This is a tutorial on how to do time series analyses in R using INLA, and visualize the results using ggplot2. The basis for the code is Alain Zuur and colleagues’ new book.
Introduction
Time series analyses are useful for fitting models to data with temporal dependece, or temporal autocorrelation, where the values close together in time are more similar than values that are far apart in time. For this tutorial I am using the greatLakes dataset from the DAAG package. It is a dataset of yearly averages of Great Lake (Erie, Michigan/Huron, Ontario and St Clair) heights from 1918 - 2009. The heights are stored as a multivariate time series.
I won’t be spending any time doing any model selection in this tutorial, nor any model evalution.
Packages
First, we load a few packages.
Setting up the data
Now, we can load in the data.
And visualize it.
For this analysis, we need to convert the data into a dataframe. Here’s some code to do this. I have included how to return it to a time series dataframe too.
# from ts to data frame
lakes.df <- data.frame(as.matrix(lakes), year = time(lakes))
# from data frame ts
values <- lakes.df[, -5]
lakes <- ts(values,start = c(1918),end = c(2009), frequency=1)
So, because we have time series data at regular intervals, we can use a random walk model of order 2 (RW2). According to Zuur and colleagues, these models produce a smoother trend than RW1 models.
Let’s run the model!
For this first run, I will run the model for a single lake; lake Erie.
head(lakes.df)
## Erie michHuron Ontario StClair year
## 1 174.0150 176.8867 74.87250 174.9567 1918
## 2 174.1808 176.7450 74.95583 175.0767 1919
## 3 173.9083 176.6250 74.56750 174.8150 1920
## 4 174.0258 176.4883 74.66583 174.8692 1921
## 5 173.9275 176.4450 74.65667 174.8108 1922
## 6 173.7575 176.2642 74.44333 174.6525 1923
i1 <- inla(Erie ~ f(year, model = "rw2"), control.compute = list(dic = TRUE), verbose = TRUE,
family = "gaussian", data = lakes.df[, c(1, 5)])

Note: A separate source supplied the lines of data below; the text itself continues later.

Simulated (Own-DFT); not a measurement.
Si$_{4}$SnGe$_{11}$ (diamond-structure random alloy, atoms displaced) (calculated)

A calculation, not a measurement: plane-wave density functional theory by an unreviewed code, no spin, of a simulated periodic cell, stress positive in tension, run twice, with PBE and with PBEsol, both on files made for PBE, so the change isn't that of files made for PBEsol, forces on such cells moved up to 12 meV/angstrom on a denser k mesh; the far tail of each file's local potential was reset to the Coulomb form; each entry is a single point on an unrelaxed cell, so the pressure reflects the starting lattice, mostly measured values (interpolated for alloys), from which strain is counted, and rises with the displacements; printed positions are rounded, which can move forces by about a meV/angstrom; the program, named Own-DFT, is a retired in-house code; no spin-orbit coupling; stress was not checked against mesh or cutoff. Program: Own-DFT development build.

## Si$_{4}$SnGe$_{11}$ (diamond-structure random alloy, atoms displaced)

We can look at the parameter estimates of the model, using ‘summary’. We can also plot the fitted smoother, and then the predicted trend along with the data. For simplicity, these are done in base R, but could be easily run in ggplot2.
summary(i1)
##
## Call:
## c("inla(formula = Erie ~ f(year, model = \"rw2\"), family = \"gaussian\", ", " data = lakes.df[, c(1, 5)], verbose = TRUE, control.compute = list(dic = TRUE))" )
##
## Time used:
## Pre-processing Running inla Post-processing Total
## 2.3012 1.9168 0.6530 4.8710
##
## Fixed effects:
## mean sd 0.025quant 0.5quant 0.975quant mode kld
## (Intercept) 174.1382 0.0104 174.1173 174.1382 174.1591 174.1382 0
##
## Random effects:
## Name Model
## year RW2 model
##
## Model hyperparameters:
## mean sd 0.025quant 0.5quant
## Precision for the Gaussian observations 111.89 43.38 46.39 105.79
## Precision for year 95.18 57.03 32.00 80.28
## 0.975quant mode
## Precision for the Gaussian observations 214.03 93.41
## Precision for year 244.77 59.55
##
## Expected number of effective parameters(std dev): 40.52(10.47)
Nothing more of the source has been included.